Motion in a Straight Line - Relative Velocity

Two trains $A$ and $B$ are moving on parallel tracks with velocities $72\text{ km/h}$ and $54\text{ km/h}$ respectively in the same direction. Calculate the relative velocity of $A$ with respect to $B$.

$v_A = 72\text{ km/h} = 72 \times \frac{5}{18} = 20\text{ m/s}$.\ $v_B = 54\text{ km/h} = 54 \times \frac{5}{18} = 15\text{ m/s}$.\ $v_{AB} = v_A - v_B = 20 - 15 = 5\text{ m/s}$.

Since both trains are moving in the same direction, we subtract the velocity of the observer (Train $B$) from the velocity of the object (Train $A$).

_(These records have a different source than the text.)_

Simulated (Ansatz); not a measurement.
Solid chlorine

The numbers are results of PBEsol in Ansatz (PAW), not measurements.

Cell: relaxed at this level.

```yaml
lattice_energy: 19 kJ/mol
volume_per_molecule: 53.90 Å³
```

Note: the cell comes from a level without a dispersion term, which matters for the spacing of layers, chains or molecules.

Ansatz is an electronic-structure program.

Two cars $P$ and $Q$ are $100\text{ m}$ apart. Car $P$ moves at $10\text{ m/s}$ and Car $Q$ moves at $15\text{ m/s}$ towards each other. Find the time when they will meet.

Velocity of $P$ ($v_P$) = $10\text{ m/s}$.\ Velocity of $Q$ ($v_Q$) = $-15\text{ m/s}$ (opposite direction).\ Relative velocity $v_{PQ} = v_P - v_Q = 10 - (-15) = 25\text{ m/s}$.\ Distance $s = 100\text{ m}$.\ Time $t = \frac{s}{v_{PQ}} = \frac{100}{25} = 4\text{ s}$.

When objects move towards each other, their relative speed increases (sum of magnitudes). The time of meeting is the initial separation divided by this relative speed.